The European Commission will today announce it has decided to exclude children's shoes and sports footwear in a move that will exempt almost 100 million pairs of shoes from the regime of tariffs on Chinese and Vietnamese imports.
Peter Mandelson, the EU trade commissioner, will publish plans this afternoon to impose a four-stage tariff that will see levies on Chinese leather shoes rise from about 5 per cent in April to almost 20 per cent in September.
The commissioner will say he has struck a balance between manufacturers worried about the threat from cheap imports and retailers concerned about an increase in their costs.
Under his plan tariffs will be imposed at 4.8 per cent on Chinese imports and 4.2 per cent on goods from Vietnam from 7 April. The levies will then rise to 9.7 and 8.4 per cent respectively on 2 June, increasing to 14.5 and 12.6 per cent on 17 July and finally to 19.4 and 16.8 per cent on 25 September.
At that stage ministers from the 25 member states would have to vote on whether to maintain the regime for a five-year period.
Sources in Brussels said Mr Mandelson had decided to exclude children's shoes after listening to lobbying from retailers and importers.
"Young children need potentially four or five pairs a year so a decision has been taken not to take action on children's shoes," an EU official said.
The Commission has also decided to exclude special technology footwear that includes sportswear because there was not enough production within the EU to qualify for an anti-dumping tariff. The decisions will cut the number of pairs affected by 60 million a year to 145 million from China and by 39 million to 80 million on Vietnam based on 2005's trade.

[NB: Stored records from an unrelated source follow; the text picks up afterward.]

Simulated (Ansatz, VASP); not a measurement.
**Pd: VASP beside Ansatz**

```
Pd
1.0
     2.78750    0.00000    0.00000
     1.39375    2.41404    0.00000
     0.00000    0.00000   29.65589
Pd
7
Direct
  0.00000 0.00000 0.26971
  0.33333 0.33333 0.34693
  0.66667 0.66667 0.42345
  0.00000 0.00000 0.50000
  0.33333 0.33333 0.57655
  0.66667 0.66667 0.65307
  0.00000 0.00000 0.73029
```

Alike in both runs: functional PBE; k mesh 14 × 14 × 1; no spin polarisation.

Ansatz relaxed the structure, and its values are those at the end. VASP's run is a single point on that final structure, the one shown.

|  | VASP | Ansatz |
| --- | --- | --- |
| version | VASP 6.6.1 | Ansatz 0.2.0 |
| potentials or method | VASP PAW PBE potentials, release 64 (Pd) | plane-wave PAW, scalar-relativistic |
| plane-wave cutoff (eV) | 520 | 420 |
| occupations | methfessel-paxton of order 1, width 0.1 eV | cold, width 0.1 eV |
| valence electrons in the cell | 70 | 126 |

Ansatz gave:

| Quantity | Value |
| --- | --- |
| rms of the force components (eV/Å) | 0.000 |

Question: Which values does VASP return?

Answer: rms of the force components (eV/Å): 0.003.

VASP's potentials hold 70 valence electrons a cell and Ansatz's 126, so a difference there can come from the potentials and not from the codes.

The decisions will be mixed news for retailers who had lobbied for a single-digit increase. "We are thrilled about the exclusion of children's shoes as we had lobbied hard on this," said Emma Ormond, an international trade consultant for accountants PwC, which acted as consultants to a group retailers and importers. "But the bottom line is that we still think that anti-dumping duties are inappropriate and unjustified. That said, we believe that a majority of members states are in favour."
Denmark has come out against the move saying it would raise the average price of a paid of shoes by 25 per cent - a figure rejected by the Commission. The UK's Department of Trade said it was in "close contact" with the UK industry.
Mr Mandelson last night called on China to open its markets to more imported goods to help break deadlocked world trade talks.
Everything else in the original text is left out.